I. THE RIDDLE OF THE SHUDRAS - Page 46

THE SHUDRAS : THE RIDDLE OF THE SHUDRAS 27

III

These are the real reasons why the Purusha Sukta is unique. But the Purusha Sukta is not merely unique, it is also extraordinary. It is extraordinary because it is so full of riddles. Few seem to be aware of these riddles. But anyone who cares to inquire will learn how real in their nature and how strange in their complexion these riddles are. The cosmogony set out in the Purusha Sukta is not the only cosmogony one comes across in the Rig Veda. There is another cosmogony which is expounded in the 72nd Hymn of the Tenth Mandala of the Rig Veda. It reads as follows : [1]

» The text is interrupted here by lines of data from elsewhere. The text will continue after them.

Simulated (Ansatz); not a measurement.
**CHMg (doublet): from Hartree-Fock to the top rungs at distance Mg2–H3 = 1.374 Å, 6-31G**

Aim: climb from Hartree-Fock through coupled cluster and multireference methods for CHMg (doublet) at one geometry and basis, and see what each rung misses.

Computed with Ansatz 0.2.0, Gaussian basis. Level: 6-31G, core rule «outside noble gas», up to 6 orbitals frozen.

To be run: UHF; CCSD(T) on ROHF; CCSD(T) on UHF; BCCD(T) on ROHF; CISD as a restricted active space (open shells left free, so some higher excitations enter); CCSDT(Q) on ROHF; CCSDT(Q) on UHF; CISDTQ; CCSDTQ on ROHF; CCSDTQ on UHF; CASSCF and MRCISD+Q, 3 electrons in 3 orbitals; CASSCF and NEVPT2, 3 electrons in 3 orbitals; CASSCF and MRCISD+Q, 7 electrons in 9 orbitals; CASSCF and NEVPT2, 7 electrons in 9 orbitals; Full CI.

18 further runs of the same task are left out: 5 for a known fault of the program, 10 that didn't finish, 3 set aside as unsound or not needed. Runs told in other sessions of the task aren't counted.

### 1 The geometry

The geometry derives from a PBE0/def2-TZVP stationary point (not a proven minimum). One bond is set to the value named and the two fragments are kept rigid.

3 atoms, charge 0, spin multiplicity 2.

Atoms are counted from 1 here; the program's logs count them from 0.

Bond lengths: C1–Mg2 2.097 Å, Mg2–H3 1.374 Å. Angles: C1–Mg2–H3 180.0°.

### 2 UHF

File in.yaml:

“1. Let us proclaim with a clear voice of the generation of the gods (the divine company), who, when their praises are recited, look (favourably on the worshipper) in this latter age.

  1. Brahmanaspati filled these (generations of the gods) with breath as a blacksmith (his bellows); in the first age of the gods the existent was born of the non-existent.

  2. In the first age of the gods the existent was born of the nonexistent; after that the quarters (of the horizon) were born, and after them the upward-growing (trees).

  3. The earth was born from the upward growing (tree), the quarters were born from the earth; Daksha was born from Aditi and afterwards Aditi from Daksha.

  4. Aditi, who was thy daughter, Daksha, was born; after her, the gods were born, adorable, freed from the bonds of death.

  5. When, gods, you abode in this pool well-arranged, then a pungent dust went forth from you as if you were dancing.

  6. When, gods, you filled the worlds (with your radiance) as clouds (fill the earth with rain) then you brought fourth the sun hidden in the ocean.

  7. Eight sons (there were) of Aditi who were born from her body; she approached the gods with seven, she sent forth Martanda on high.

  8. With seven sons Aditi went to a former generation, but she bore Martanda for the birth and death (of human beings).

The two cosmologies are fundamentally different in principle as well as in detail. The former explains creation ex nihilo ‘being was born of non-being’. The latter ascribes creation to a being which it calls Purusha. Why in one and the same book two such opposite cosmologies should have come to be propounded? Why did the author of the Purusha Sukta think it necessary to posit a Purusha and make all creation emanate from him?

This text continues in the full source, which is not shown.